Consumer Reviews from Around the Web
Cory Michaela Dinter
Opening the box, I was delighted to see that all the features (excluding the plier and wire cutters) are accessible on the outside of the tool, allowing for superior ease of use in comparison to my old Leatherman Wave. The tool retains the classic articulating butterfly design and comes with an attractive stippled stainless steel faceplate. Coupled with excellent aesthetics, the weight and feel of it in your palm leaves a strong impression of solid engineering. There are a few features I particularly enjoy. The FREE P4 is easy to open with one hand and entirely ambidextrous (even the scissors) which, as a lefty, I’ve found isn’t always the case. I was glad to see that the wire-cutting surfaces are replaceable, as these wore out quickly on my old Wave. The last feature I’d like to point out is the addition of a belt clip which I prefer over taking the time to thread a sheath through my belt, though this tool comes with a perfectly sturdy one.
I have never really appreciated the tiny scissors on any multitool, as they’re never as good as a real pair. I wouldn’t use the ones on the FREE P4 for anything terribly intricate, but they are plenty adequate for basic tasks. My only real complaint with this tool is the presence of two small, protruding nubbins visible when the tool is in “pliers” mode, just below the blade/tool locks. However, if you’re holding the tool correctly, these nubbins aren’t an issue.

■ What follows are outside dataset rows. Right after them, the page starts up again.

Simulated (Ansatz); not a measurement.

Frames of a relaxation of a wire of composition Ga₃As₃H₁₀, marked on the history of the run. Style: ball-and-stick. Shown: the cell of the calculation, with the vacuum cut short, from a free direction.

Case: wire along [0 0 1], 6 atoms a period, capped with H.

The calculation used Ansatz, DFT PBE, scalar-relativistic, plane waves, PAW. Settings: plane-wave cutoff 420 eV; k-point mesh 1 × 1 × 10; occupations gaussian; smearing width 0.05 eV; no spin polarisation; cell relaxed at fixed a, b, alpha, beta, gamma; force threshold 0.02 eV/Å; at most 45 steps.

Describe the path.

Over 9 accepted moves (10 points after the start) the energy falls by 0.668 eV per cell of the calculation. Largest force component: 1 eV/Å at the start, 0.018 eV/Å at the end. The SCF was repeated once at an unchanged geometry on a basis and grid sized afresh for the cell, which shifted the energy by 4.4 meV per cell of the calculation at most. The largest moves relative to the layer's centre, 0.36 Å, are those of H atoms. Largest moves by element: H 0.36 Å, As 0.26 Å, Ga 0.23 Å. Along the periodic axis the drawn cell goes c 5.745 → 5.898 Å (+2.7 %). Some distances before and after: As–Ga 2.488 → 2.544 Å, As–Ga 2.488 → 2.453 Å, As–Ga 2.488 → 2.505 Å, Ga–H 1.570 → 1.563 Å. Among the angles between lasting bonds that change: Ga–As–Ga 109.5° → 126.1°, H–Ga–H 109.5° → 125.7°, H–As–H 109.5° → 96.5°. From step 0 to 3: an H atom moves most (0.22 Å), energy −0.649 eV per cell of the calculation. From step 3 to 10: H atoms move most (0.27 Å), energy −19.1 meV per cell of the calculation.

So far, I’ve used the FREE P4 on a weekend camping trip, some hikes, and around the house and yard. It’s great around camp, especially for food prep and sharpening marshmallow roasting sticks. To me, the versatility of this tool makes it a great buy for pretty much anyone who likes good, useful things; it can be used on hikes, for home improvement, cycling, fishing, woodworking, and charcuterie board preparation—your imagination is the only limit.